Busting some myths about mutual funds to help you get started with investments

Arun, a recent MBA graduate, was talking to his brother about investing in mutual funds. His brother has been earning for some years now but has never considered investing. Upon enquiring why, Arun was shocked to hear the reason why his brother steered clear of mutual funds. He was of the belief that mutual funds require investors to pay 10% of their profits to the fund house. Arun cleared his brother’s misconception but realised that this is not the only mutual fund myth that is circulating, even among millennials. Arun, with his brother, decided to create an educational video busting some mutual fund myths. Let’s join Arun and his brother’s journey and bust some misconceptions about mutual funds along with them.
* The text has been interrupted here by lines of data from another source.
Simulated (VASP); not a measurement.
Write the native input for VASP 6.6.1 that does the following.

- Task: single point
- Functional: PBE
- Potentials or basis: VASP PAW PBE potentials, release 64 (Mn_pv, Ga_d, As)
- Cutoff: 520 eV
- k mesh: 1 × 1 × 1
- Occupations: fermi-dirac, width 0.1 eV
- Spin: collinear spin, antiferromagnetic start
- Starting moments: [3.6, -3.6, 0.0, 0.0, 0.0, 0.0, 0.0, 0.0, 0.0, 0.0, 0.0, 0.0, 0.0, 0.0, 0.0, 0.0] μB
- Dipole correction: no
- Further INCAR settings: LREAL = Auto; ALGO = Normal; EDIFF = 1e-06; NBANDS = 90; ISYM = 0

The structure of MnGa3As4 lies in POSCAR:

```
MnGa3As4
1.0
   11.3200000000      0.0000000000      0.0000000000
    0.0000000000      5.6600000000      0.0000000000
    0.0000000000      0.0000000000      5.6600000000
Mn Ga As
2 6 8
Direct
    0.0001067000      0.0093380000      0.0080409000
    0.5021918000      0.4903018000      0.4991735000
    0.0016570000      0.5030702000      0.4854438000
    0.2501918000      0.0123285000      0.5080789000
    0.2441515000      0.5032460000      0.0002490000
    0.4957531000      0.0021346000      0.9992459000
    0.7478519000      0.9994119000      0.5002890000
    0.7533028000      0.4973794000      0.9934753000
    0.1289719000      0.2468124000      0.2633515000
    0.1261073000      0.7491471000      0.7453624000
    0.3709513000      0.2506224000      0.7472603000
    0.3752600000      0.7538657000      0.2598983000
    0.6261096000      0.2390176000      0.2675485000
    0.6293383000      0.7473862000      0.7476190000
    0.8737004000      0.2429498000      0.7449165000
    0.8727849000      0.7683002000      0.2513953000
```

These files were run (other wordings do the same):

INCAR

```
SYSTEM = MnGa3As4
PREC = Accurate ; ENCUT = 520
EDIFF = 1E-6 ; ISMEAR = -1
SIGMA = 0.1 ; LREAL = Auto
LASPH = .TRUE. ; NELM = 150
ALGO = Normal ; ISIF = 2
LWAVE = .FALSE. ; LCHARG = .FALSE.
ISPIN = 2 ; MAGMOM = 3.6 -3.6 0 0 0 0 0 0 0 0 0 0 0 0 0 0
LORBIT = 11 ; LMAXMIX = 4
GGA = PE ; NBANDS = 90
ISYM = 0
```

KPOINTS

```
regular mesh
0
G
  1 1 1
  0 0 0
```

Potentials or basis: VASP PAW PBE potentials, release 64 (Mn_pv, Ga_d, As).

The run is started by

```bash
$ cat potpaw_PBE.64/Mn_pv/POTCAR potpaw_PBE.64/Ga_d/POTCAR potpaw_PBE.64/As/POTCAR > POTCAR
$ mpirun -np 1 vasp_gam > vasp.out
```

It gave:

Myths about mutual funds busted

Myth 1 – Mutual funds come with a huge charge – 

Let's bust this myth about mutual fund that made Arun’s brother misunderstand the investment avenue. There is a common misconception that fund houses charge a huge fee for the management of money and you will be left with a minuscule earning. But this is never the truth. In fact, the average expense ratio is about 1% to 1.5% of the value of your investment. That means, what fund houses charge is just Re. 1 to Rs. 1.5 per Rs. 100, on an average. 

Myth 2 – Mutual funds guarantee returns -

Responsible for making people invest in mutual funds with false hopes, this mutual fund myth is prevalent among many novice investors even today. Your money in a mutual fund is invested in a number of securities according to the portfolio of that fund. This means that these funds are market-linked and a dip in the market will affect the fund’s performance as well. The plus point here is that since your money is invested in several securities, a dip in the price of one or two securities will only have a small and diluted effect on your investment. But that doesn’t mean it is risk-free and it guarantees a return.

Myth 3 – Mutual funds only invest in stocks –

This is a common myth about mutual funds among novice investors and people who are just getting started. Mutual funds invest your money according to their portfolio. Even when there will be a ratio of securities that is maintained as per the theme of the fund, most of them invest in a mix of securities. Even in that, if you want a mutual fund that invests mostly in stocks of companies, you can subscribe to an equity mutual fund and if you want to stay away from stocks, you can choose a debt-based fund that will have more debt instruments in its portfolio. 

Myth 4 - Fund selection is not important –

This mutual fund myth is not correct as well. The performance of your mutual fund is dependent on how the securities in that fund perform. Hence, analysing a fund’s portfolio and selecting something that works for you is extremely important.

Not only that, but risk appetite is also different for different people. You might be alright with some amount of risk but someone else could be a totally risk-averse person. So, your fund’s risk should match your risk appetite as well.

Myth 5 – Mutual funds are only for long term –

When it comes to busting this myth about mutual funds, it is true that most mutual funds work better in long term. However, there are short term options too that could be beneficial for you. For example, mutual funds with fixed maturity dates that invest in debt instruments are meant for short term. Similarly, money market funds, which invest in cash and cash equivalents, are said to work best in a short tenure. 

Like Arun, understanding such myths about mutual funds and busting them is important. These mutual funds misconceptions could be one reason why some people are still staying away from such investment vehicles. If you are doubtful about any mutual fund-related information, always refer to official sources such as the Association of Mutual Funds of India (AMFI) and confirm whether it’s true before acting on it. 

To bust more myths about mutual funds, you could also reach out to a financial expert who can help you with your investments.